Really interesting.... From there:

 

The Master walked and collected his thoughts. "Lucifer finally perceived the full meaning of what a souls ultimate pontential to be. God's plan is to create millions and billions of God Beings through soul evolution!"

 

Chester shook his head as if confused. "Why did this upset Lucifer so much?"

 

The Master paused as if making sure he had Chester's attention, "Lucifer felt betrayed by God. Lucifer thought he would always be the Third Highest in the Infinite Realities. Instead he discovers God is creating God by the Billions and it was Lucifer's Pride to be of the Highest. Lucifer felt he had to maintain his most high status at all cost.

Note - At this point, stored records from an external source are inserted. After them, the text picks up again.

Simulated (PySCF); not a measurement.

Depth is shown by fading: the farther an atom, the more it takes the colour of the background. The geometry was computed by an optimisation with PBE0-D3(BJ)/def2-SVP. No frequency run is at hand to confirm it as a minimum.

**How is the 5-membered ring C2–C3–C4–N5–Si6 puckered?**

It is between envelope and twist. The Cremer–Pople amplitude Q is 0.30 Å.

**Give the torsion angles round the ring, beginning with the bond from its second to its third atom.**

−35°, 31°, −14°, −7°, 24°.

What's so interesting about this is how he takes the knowledge of what we know in science, and what we know of other religions today and tries to blend and weave the story together as some fabric to lay over all of it. It's the nature of myth to do this. Of course if anyone studies the origin of the stories historically, linguistically, etc it's obvious they weren't saying this later "theology", but that's why it's not to be taken so literally but as some sort of a interesting story arc to bridge traditions - and frankly try to create a sort of new religion.

 

I see Kratos and other's doing this same thing in their arc of theology. My biggest contention is when anything like that is taken as "Gospel Truth". At the best it's a human invention to try to make sense of life. But there's lots of those out there and why should anyone be so married to something like that as to see others as "wrong"?